Taipei Mayor Ko Wen-je (柯文哲) yesterday said a meeting is to be held tomorrow to discuss plans by Taipei Agricultural Products Marketing general manager Wu Yin-ning (吳音寧) to renovate the Taipei First Wholesale Fruit and Vegetable Market, a proposal that Ko has criticized.
Several councilors focused on the market renovation project during the Taipei City Council’s weekly question-and-answer session on Thursday last week, asking Ko to explain the project and to apologize to Wu. Ko lost his temper, even to the point of using foul language.
Debate was stirred up when Democratic Progressive Party (DPP) Taipei City Councilor Chien Hsu-pei (簡舒培) asked why the government rejected Wu’s proposed design for the market renovation, which could have saved the budget up to NT$1.1 billion (US$35.7 million).
Photo: Liao Chen-huei, Taipei Times
Ko asked whether the councilor was insinuating that the city government is corrupt and said that the city’s consultant firms and other professionals were unlikely to come up with plans that were worse than Wu’s.
Wu said that her company’s plan incorporates suggestions from workers at the market.
On Wednesday, Ko said that Wu did not attend city council meetings and that she should communicate better with the city.
DPP Taipei mayoral candidate Pasuya Yao (姚文智) said Ko was “being arrogant and biased,” “using foul language and telling lies,” and “telling a lie together with city government officials” about the project.
“I am not a candidate, not a tool for election campaigns, and I certainly do not hope to become anyone’s political cash dispenser,” Wu wrote on Facebook on Friday last week, adding that the renovation project was a critical public infrastructure project and should incorporate good ideas, whether from within or without the municipality.
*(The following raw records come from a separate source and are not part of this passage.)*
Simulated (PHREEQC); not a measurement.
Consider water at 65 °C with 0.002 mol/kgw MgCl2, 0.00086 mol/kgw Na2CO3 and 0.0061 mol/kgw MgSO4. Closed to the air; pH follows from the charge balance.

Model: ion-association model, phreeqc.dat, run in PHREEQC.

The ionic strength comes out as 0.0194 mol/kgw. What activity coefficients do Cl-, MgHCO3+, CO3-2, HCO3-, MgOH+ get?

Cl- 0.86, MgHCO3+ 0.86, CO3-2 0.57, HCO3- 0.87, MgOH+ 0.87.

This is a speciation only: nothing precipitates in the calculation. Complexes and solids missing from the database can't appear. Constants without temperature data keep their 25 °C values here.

On Friday, Ko defended the department heads not being able to answer questions about the renovation in detail at that day’s council meeting, saying that it was normal for department heads not to know, but that the division heads should have known.
Ko said that Wu would be invited to a meeting tomorrow and asked to discuss the renovation plan.
He later wrote on Facebook that patience and being willing to accept device is needed in dealing with such challenges, but that he had run out of patience at the city council meeting.
Ko and other city officials would keep communication channels open and consider people’s advice so that they could improve, he added.